Ask HN: Is There a Shell Revival?

I’ve used shell scripts before, but mostly in a pretty limited way with other people’s open source scripts to do something specific, or the occasional one off to clean up a drive.

Ironically, now that agents are genuinely good at coding, I find myself “writing” more shell scripts.

They’re robust, portable, and work in almost any environment I care about. Agents are very comfortable producing them, they execute fast, and they’re great for automation.

What I’ve ended up with is a growing set of automations built around simple, interactive shell script menus that handle things I do all the time. When I want to improve one, add branching logic, or tweak behavior, I just ask AI to mod the script and move on. I kind of love it.

It feels like a shell script revival, at least for me.

Curious if others are experiencing the same shift or if I fell into some weird bubble/anti-pattern.

1 points | by sshadmand 5 hours ago

4 comments

  • bgbntty2 3 hours ago
    I'd make sure the scripts work with edge cases like unexpected characters in file names (new lines and so on), especially if you don't control the names yourself. Maybe prompt the AI to do some tests if that's possible?

    And keep backups. Not because you're using AI, necessarily. And not because you're using shell scripts. But just in case.

    The "bubble" part doesn't concern you. If it works for you, it works for you. Whether or not it's a "bubble" is more of an economic issue at a larger scale.
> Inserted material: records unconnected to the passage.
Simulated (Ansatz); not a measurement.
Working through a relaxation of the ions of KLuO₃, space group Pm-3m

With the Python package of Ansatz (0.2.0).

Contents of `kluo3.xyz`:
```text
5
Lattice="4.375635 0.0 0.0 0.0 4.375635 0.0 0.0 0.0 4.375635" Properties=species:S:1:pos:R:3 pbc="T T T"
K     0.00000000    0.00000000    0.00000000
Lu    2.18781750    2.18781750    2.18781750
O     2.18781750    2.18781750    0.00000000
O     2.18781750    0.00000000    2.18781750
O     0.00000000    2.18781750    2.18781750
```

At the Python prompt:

  • rzzzwilson 4 hours ago
    I too used shell a lot back in the day. I once wrote a 5000+ line system to handle database administration and a bespoke email system with retries to handle flaky communications. But that was a long time ago and requirements that forced the use of shell. These days I still write small shell scripts but for larger scripts I use python. I find that shell is even better when interfacing with a Linux system than python, but python is better at higher-level logic and control.
    • sshadmand 2 hours ago
      Interesting. I use a lot of python and nodejs for my apps, maybe this shell angle is a weird quirk I developed for no particular reason. I keep a seperate repo called “manager” and use it to manage my other parts of the stack like, “run tests for each repo, bump version, commit to git” with a single CLI command. I have no idea why that started. My guess is an agent created a shell script and I just went with it and built up around it. Good to hear other perspectives. Thanks!
  • fragmede 5 hours ago
    I mean, they're useful to you, presumably, so who cares if it is a weird bubble. I'll tell you about the weird bubble I've tried. So you start with bash, then python, ask it to do it in rust for speed, and then for shiggles, have it do it in assembly! The problem with assembly is that it's not portable, and I'm currently on a MacBook which is arm, and I still need to be on x86, so maybe I'll try for c (and not c++) next.
    • sshadmand 4 hours ago
      There is a reshaping of what we think is “right”. Like, I am less and less interested in SDKs since I can just ask for a lightweight, custom, integration into anything I want based on API docs. I mean, I still use a lot of SDKs…buuuut it feels like I’m forcing the AI to use them for my monkey brain’s sake. Is predefined mashup of structured services even necessary anymore?